Tomie

Year
1998
Original title
Tomie
Japanese title
  • 富江
Director
Cast
Running time
95 minutes
Published
24 April 2001
Tomie Tomie Tomie

by

The late-90s wave of stylishly creepy and consistently effective chillers from Japan such as Kiyoshi Kurosawa's Cure (1997), Hideo Nakata's Ring (1998) and Takashi Miike's Audition (1999) have come as quite a godsend for horror fans. Done well (which admittedly happens fairly seldom nowadays), horror is perhaps the purest and most expressionistic cinematic genre that exists in terms of its direct, almost transcendental appeal to the viewer's emotions, and also a medium which gives the director as much leeway as possible to bring his technical abilities to the fore.

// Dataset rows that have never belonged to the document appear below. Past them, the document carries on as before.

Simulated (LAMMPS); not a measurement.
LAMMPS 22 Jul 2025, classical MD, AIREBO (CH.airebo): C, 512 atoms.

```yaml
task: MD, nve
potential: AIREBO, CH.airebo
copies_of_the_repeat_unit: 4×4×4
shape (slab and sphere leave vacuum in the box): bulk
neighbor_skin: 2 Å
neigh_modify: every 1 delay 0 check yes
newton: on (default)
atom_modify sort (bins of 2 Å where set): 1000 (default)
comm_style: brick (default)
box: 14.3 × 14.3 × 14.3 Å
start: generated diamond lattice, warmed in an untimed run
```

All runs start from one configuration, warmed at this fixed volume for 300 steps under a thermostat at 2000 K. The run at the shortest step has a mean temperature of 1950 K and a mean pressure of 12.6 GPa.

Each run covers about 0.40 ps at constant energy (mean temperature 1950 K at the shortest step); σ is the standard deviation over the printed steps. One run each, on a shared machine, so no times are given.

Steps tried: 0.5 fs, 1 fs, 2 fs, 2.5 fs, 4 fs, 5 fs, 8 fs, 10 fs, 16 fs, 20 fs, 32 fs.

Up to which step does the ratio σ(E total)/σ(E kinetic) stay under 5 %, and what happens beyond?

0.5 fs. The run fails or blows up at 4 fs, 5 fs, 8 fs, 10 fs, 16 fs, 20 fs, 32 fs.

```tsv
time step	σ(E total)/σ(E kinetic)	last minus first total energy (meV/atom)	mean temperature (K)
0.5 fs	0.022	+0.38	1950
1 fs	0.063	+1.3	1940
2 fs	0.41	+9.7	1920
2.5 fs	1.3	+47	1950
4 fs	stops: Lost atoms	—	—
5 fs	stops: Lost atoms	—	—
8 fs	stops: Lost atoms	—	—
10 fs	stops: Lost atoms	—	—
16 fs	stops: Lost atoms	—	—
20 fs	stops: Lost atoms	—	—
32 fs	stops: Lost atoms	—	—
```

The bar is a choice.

For too long however has the genre allowed itself to become ever more reductive and reliant on its own cinematic traditions (or clichés, if you will) in its attempts to keep audiences on the edge of their seats, becoming increasingly self-referential until for one minute it looked like Wes Craven's Scream franchise had just about killed the genre off for good. The most interesting thing about this New Wave from the East is that, yes, there are a lot of elements lifted from western films, but at the same time the individual works themselves do not slavishly adhere to the rigid plot templates which recent Hollywood 'post-modern' offerings have cynically honed down ad absurdum in their attempt to ironically distance themselves from their own fantasies by not taking themselves seriously as anything more than mere entertainment, a laugh and a scream for 90 minutes. The Japanese at least seem to have remembered that horror can still offer a rich thematic seam through which to explore various ideas, provoke thoughts, and still scare the shit out of you.

Based on the manga series by Junji Ito and scripted and directed by Ataru Oikawa (who had previously worked with Kiyoshi Kurosawa in a scriptwriting capacity as well as directing The Boy Made in Japan / Nippon-sei Shonen in 1995), Tomie is yet another respectable addition to this canon of recent Japanese horrors. High school student Tsukiko (played by the Tokyo Trash Baby herself, the wonderful Mami Nakamura) is being treated for amnesia by psychiatrist Tatsuko (Yoriko Douguchi) and plagued by violent dreams subsequent to the death of her best friend Tomie Kawakami (Miho Kanno, 'talento' starlet of Wizard of Darkness / Eko Eko Azaraku, 1995). Investigator Shoji Harada (played by Tomorowo Taguchi, an actor whose résumé runs respectably through some of the most significant Japanese films of the past 15 years, from Shinya Tsukamoto's Tetsuo: The Iron Man and Shunji Iwai's Swallowtail Butterfly to Shohei Imamura's The Eel) has traced back a long line of corpses going by the name of Tomie Kawakami stretching right back to the Meiji period, all slaughtered and decapitated before they reach womanhood by jealous boyfriends who subsequently commit suicide. And that creepy kid with a gammy eye in the downstairs apartment seems to be keeping something suspicious in a little cardboard box - something which rapidly begins to grow into the form of a little girl... called Tomie!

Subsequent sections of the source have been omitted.